It depends on whether you plan on carving the top and if so how deep will the carve be. For a 1 3/4" thick guitar I would normally expect somebody to have a 3/4" cap and a carve of around 1/2" deep but it's up to you.

BTW the wood I am using for a back is purpleheart and it is a very hard and heavy piece at 1 3/4" to start and I am going to chamber it and put a maple cap on it.  I was just wondering how thin I should go on the purpleheart.  I don't want it too thin because then it would cost me a fortune to find a piece of quilted maple thick enough, but I want to lower the weight as much as possible, chambering will help, but the thinner I go the less weight it will be.

In which case I would suggest a 1/2" top with a gentle 1/4" carve which would give you greater leeway when choosing how much to chamber it. Of course chambering doesn't just save weight it alters the tone significantly. To save a lot of work and heartache I suggest it would be good idea to play a few chambered guitars and see if you like the sound of a chambered guitar.
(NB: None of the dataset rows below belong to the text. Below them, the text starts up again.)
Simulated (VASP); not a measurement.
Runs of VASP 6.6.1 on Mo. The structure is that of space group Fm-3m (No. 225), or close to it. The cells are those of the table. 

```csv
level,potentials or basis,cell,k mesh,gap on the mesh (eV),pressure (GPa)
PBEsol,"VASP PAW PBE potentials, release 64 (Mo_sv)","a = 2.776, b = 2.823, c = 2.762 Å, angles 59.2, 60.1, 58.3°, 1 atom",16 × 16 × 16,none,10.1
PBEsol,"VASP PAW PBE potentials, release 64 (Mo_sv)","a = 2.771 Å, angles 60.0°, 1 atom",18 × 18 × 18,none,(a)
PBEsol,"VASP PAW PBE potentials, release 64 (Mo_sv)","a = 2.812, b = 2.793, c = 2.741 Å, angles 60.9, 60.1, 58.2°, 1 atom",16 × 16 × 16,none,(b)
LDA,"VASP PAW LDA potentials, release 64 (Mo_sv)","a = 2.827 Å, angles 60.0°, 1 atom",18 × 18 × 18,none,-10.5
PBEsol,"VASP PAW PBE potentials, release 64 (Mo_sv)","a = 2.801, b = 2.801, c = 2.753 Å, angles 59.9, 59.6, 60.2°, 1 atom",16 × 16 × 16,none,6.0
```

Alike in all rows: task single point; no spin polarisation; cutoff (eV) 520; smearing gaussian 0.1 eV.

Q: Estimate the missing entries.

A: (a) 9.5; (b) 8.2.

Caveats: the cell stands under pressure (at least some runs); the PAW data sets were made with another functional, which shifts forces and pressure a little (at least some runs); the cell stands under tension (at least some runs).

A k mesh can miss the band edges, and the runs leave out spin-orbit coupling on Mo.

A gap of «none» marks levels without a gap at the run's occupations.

The light weight is necessay for my back, other wise I won't be able to lift it.  Thanks for the help on the router question, I never knew that they came in 4 flute bits.  Spiral seems to be a great thing as well as carbide, I'm sure it makes for a longer lasting bit, but I'm sure they make up for it in price.  I think you said that the 4 flutes cannot plunge, but you could start with a forstner bit then use the 4 flute right?  Thanks for the help and great pics, very nice looking bodies!                            Jason

You could use a forstner bit but that entails two seperate operations, drill + router. By swapping the four flute for a plunge cutting three flute I can stay at the same machine and carry out the tool change in less than a minute.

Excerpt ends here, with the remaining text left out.